I recruited users in different mobility modes: driving, biking, and walking. A think

aloud study is conducted. The system log, interaction log, and post-study interview are

analyzed to evaluate the design.

4.1.1 Use Case

I am a driving commuter. Each day I drive by many places that I know little about.

88

One day, I turned on a radio app called Loco-Radio. Unlike classic radio systems, it is

based on AR. The music stayed in places and thus as I drove, I encountered a series of

music. The choices of music somewhat linked to those places. I tuned in the restaurant

channel. When I drove past a Spanish restaurant, I heard sounds of Spanish guitar. When

I drove by an Indian restaurant, I heard Tabla. Tonight, I want to find a traditional Italian

restaurant, and it comes across my mind that I always hear the operas from Verdi right

around that corner. Now from the distance, I can gradually hear the Grand March from

Aida among other music. As the March becomes louder, I know I am marching toward

my destination.

4.2 Audio Map

4.2.1 Place data collection - restaurant channel

The audio map provides the content of restaurant channel. It is an AR radio channel

that covers Cambridge/Somerville area. First of all, I played with Google Place API and

Yelp API in order to explore what options I have in collecting restaurant information. It

turned out that Google provides more accurate location of restaurants and Yelp provides

a more detailed system to categorize places. Therefore, I wrote my own web crawler and

JSON parser to combine information for both sources. The names and locations of

restaurants are from Google, and the categories are from Yelp. Restaurants without

category information are removed. I collected 392 restaurants in Cambridge/Somerville

area in total. They are tagged by 35 different categories. See table 4-1.

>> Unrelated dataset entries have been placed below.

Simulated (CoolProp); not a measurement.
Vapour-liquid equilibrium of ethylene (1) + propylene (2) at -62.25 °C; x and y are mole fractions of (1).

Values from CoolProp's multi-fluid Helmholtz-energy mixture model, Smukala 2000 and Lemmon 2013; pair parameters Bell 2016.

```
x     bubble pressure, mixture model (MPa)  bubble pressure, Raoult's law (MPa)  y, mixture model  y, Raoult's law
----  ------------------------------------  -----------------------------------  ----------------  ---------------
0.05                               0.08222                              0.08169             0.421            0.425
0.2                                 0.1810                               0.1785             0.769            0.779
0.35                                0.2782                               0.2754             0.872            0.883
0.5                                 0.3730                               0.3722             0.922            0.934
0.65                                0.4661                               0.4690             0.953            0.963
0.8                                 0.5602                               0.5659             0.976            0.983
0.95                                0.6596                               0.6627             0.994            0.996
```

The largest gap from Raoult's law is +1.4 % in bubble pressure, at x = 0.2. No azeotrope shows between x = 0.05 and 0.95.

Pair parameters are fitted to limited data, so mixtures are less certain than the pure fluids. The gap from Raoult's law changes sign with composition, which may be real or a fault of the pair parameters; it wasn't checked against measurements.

Type of category Category (Number)

Geography American Tradition (26), American New (79), Indian (22),

Japanese (24), Chinese (22), Thai (20), Korean (8),

Pakistani (18), Mexican (11), Middle Eastern (14), French (19),

Italian (22), Irish (5), Greek (5), Persian/Iranian (4),

Mediterranean (15), Spanish (1), Portuguese (9), Brazilian (2),

Latin American (4), Afghan (2), Vietnamese (2), Cuban (3),

Ethiopian (2), Southern (3)

Type of food Seafood (13), Vegetarian (13), Sushi Bars (8), Sandwiches (31),

Pizza (60), Breakfast & Brunch (21), Coffee & Tea (14)

Type of place Lounges (14), Bars (30)

Table 4-1: Categories of all restaurants in Cambridge/Somerville (data source: Yelp.com)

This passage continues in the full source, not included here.